I have been using Rclone to backup my
files for a few years now, and have developed a workflow of sorts for
it. I'll discuss ways in which I organize my files and how that allows
me to automatically create verifiable and "portable" backups with
Rclone.
My setup definitely won't fit most people's use cases, but I hope this
will give you some inspiration on how to incorporate Rclone around your
own workflow. It's an extremely useful tool that can automate
surprisingly many cloud storage and backup related tasks.

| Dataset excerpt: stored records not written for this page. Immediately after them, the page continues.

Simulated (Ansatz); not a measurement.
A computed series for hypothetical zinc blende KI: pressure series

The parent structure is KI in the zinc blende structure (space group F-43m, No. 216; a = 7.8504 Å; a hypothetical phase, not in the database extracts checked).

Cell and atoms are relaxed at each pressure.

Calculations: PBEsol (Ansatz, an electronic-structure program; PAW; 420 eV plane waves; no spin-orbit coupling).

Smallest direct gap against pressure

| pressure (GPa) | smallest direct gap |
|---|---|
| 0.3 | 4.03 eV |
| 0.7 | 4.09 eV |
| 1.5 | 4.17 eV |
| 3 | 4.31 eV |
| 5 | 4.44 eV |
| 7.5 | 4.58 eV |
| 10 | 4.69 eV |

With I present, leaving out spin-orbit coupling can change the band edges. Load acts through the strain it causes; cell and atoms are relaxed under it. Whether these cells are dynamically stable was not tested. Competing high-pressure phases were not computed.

In order to make the most out of Rclone and its capability for
automation, I try to stick to the following general rules when
organizing my files:
1.
All files will be categorized under one of six top-level folders:
Audio
, Documents
, Literature
,
Pictures
, Software
and Videos
.
These may vary widely depending on your files, but in general it's
important to categorize every file around a set of generic folders.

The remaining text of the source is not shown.